Travel: Costa del Sol
So, cards on the table - the Costa del Sol actually isn’t actually somewhere to recommend for a pure cycling trip. There are simply a lot of locations which offer more enjoyable riding. Plentiful flights and accommodation as well as good weather and terrain should all make for a great riding destination. The problem? The road network though being highly convenient for cars isn’t very cyclist friendly. There are relatively few quiet “B” roads and the more common A roads vary from pleasant to almost motorway level, making planning a route difficult and unpredictable. This advice relates to the area immediately west of Malaga, it may well be the case that the area to the east and towards Granada may be excellent.

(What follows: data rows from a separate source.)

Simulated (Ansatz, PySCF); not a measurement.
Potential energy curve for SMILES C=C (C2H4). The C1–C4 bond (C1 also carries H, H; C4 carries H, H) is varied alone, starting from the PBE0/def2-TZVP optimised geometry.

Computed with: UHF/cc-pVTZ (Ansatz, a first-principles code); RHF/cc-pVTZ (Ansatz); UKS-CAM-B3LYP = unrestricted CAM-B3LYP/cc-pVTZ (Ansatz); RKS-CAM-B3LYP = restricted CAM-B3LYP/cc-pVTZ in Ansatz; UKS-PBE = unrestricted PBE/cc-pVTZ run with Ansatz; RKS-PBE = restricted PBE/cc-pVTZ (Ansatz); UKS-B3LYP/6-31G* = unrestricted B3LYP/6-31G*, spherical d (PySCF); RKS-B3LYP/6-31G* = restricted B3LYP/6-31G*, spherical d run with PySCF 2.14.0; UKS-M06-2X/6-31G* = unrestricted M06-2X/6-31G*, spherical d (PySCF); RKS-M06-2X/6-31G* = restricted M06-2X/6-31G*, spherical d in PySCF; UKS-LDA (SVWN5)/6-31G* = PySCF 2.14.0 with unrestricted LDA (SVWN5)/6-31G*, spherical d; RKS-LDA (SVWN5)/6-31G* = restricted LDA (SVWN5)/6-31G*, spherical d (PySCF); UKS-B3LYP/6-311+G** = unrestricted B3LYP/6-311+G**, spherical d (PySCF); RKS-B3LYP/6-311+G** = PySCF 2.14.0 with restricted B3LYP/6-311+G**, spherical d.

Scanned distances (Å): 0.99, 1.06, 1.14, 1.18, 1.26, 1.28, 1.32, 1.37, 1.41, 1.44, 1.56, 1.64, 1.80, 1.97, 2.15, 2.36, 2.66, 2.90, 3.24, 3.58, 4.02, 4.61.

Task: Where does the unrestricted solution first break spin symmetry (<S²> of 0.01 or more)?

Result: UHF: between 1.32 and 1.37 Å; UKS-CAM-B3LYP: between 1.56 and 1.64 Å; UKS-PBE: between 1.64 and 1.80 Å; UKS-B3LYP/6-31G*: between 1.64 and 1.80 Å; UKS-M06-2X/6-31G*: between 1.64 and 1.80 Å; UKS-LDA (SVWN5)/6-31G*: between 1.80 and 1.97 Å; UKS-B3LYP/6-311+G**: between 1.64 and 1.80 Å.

So then, why a cycling blog on the area? Firstly, sometimes a recommendation to avoid can be really valuable when considering options. Secondly, if you are one of the millions upon millions of tourist visitors to the area then there are still at least two great options to sneak in a ride as part of a “non-cycling” holiday.
The first option, and one that we did not experience yet, would be to try gravel routes instead of roads. Largely steering clear of the busy road network while taking advantage of the dry weather and gravel could make for some great riding. Gravel bikes can be rented from the likes of www.bikestardo.com and this may well be a growth area in years to come. There are also other bike rental shops which offer road bikes and most are happy to deliver to your accommodation.
The second option, described below, is a really outstanding road route that can be enjoyed in a few hours as part of a tourist holiday. The route runs from Coin to the Puerto del Viento, which is the highest point before you can choose to drop down to Ronda. Depending on your location and time available you could however reduce this to El Burgo to the same summit at Puerto del Viento as this stretch is the real highlight (30km round trip). As described the road network means that it is an out-and-back ride rather than a loop but it’s beautiful enough that you certainly wouldn’t be bored on the second half of the ride. The route largely passes through the national park of La Sierra de las Nieves and car traffic is far lower than on other roads in the area.
Leaving Coin (202m altitude) you head west along the A-366, reaching first Alozaina (386m), Yunquera (681m) and El Burgo (591m) before reaching the summit of Puerto del Viento (1071m). The total route returning to Coin is approximately 100km with 2200m of climbing.
The first section provides wide open views of rolling olive groves (first image below) with eucalyptus dotted along the road only adding to the atmosphere. The road starts to tilt up around 5km before Alozaina and continues to steadily climb for 15km before a 6km descent into El Burgo. As mentioned above it is the stretch that follows that offers the most spectacular roads and views in the 13km to the summit (which also includes some chance to recover on a short descent). The final climb to the summit becomes increasingly barren (second image) with much more bare rock and minimal vegetation.
The small towns and petrol stations spread along the route provide some options for food and drink but err on the side of carrying provisions/stopping as it’s a tough ride that demands some respect.
From the summit of the Puente del Viento you could drop down into Ronda and try and visit the spectacular bridge the town is known for. Two words of caution though. Firstly, the descent and climb back out of Ronda are nothing too special compared to what comes before it but certainly add to the time and strain of the ride. Secondly, to visit the bridge isn’t super easy and involves quite a lot of walking so again it will really extend the overall ride time if that is a consideration.
If you do head to this area then enjoy your riding!!